MATT GERTZ (MEDIA MATTERS SENIOR FELLOW): Yeah. It's both totally shocking and completely expected, right? This is a statement from Fox that they didn't know that Sean Hannity had a huge conflict of interest when he was commenting on the Cohen raid the previous week, but now that they know, they really don't --
PRESS: Which is probably true by the way, right?
GERTZ: Yeah. I have no reason to disbelieve that. I don't think that Sean Hannity checks in with anyone about his conflicts of interest. I think he's basically on an island and does whatever he wants, and Fox is fine with that. So I totally believe that they didn't know. It's interesting that they refer to it as his informal connection with Cohen. That's very much buying into the way Sean Hannity has described his interactions, which is that this was largely marginal, "I took some advice from him," largely but not entirely about real estate issues.

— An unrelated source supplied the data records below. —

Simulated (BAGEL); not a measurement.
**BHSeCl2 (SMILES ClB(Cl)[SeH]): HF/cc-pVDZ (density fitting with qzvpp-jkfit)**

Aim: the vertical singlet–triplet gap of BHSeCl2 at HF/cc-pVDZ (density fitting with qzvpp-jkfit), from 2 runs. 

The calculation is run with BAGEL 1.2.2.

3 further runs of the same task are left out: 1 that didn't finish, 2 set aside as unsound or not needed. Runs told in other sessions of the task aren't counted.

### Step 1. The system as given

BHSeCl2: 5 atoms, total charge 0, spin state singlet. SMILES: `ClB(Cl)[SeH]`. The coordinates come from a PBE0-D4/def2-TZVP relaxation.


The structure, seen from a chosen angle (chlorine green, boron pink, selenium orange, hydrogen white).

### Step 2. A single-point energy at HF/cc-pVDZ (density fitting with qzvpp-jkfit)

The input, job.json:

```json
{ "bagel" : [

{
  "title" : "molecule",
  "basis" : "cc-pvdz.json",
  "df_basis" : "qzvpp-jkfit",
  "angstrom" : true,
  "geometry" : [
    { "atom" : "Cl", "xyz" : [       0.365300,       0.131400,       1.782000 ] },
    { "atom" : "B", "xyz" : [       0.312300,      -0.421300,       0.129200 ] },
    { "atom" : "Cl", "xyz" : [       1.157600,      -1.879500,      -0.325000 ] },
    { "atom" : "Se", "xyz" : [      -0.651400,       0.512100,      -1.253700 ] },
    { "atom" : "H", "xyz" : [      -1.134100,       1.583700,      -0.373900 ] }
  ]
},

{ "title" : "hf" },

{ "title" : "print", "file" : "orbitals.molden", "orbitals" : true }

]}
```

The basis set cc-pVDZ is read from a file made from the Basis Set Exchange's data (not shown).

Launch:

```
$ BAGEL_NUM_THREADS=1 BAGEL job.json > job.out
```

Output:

PRESS: All about real estate.
GERTZ: No, not all. Almost all about -- we don't know what the rest of it is. I maybe gave him $10 now and again to make sure it was covered by lawyer-client privilege. The issue here is that Sean Hannity and Michael Cohen are both huge liars who are at cross purposes. It's in Cohen's interest to suggest that his legal work for Hannity is a big deal because that way he can argue that it should all be covered by lawyer-client privilege and thus should not be revealed to federal investigators. It's in Hannity's interest to say actually this was nothing because that minimizes the sort of blowback he gets for having a massive conflict of interest on air.
So Fox says we didn't know anything about this conflict of interest, but I think the rest of the statement was something like we have reviewed it and talked with Sean and we fully support him. And that's it. There's no indication here that Sean did anything wrong, that they plan to do --
PRESS: They don't say anything at all.
GERTZ: Yeah, no. There's no indication of wrongdoing. There's no indication that this is in some way against some sort of Fox ethics rules, which is kind of a hilarious idea in the first place. There's nothing in there that says Sean Hannity won't be allowed to do this again, or we're going to take some steps to make sure if there are any other conflicts of interest they'll be disclosed. Or this particular conflict of interest would be disclosed in the future. And there's no name on the statement, which is really the sort of cherry on top, right? It's a statement from Fox News, not a statement from a particular person, so no one's responsible or accountable, which is basically how things work at Fox in general.
PRESS: So nobody at Fox News owns up to this statement.
GERTZ: No. It's a statement from Fox News. So this is basically -- and this is why I say it's expected -- this is how things works at Fox News. There are no rules for someone like Sean Hannity. There are none at all. He can do what he wants. Occasionally he will overstep a line in some way that creates a scandal that leads to Fox saying something, but there's never any actual disciplinary action --
PRESS: No consequences.
GERTZ: No consequences. No consequences, no accountability.
PETER OGBURN (THE BILL PRESS SHOW PRODUCER): We have talked about this before, right? When Roger Ailes was still around. He was Fox News. He ran Fox News, and if it wasn't him it was Bill Shine. Both of them are gone now. And who there is going to be able to talk to Sean Hannity and tell Sean Hannity you can't do that, that's bad for the network. Because it's kind of Sean Hannity's network now. There is no Roger Ailes, there is no Bill Shine, there's nobody really in charge that is able to go to someone like Sean Hannity who's been there essentially from the get-go and say this is bad for our network. Because who's going to tell him? Who knows better than Sean Hannity?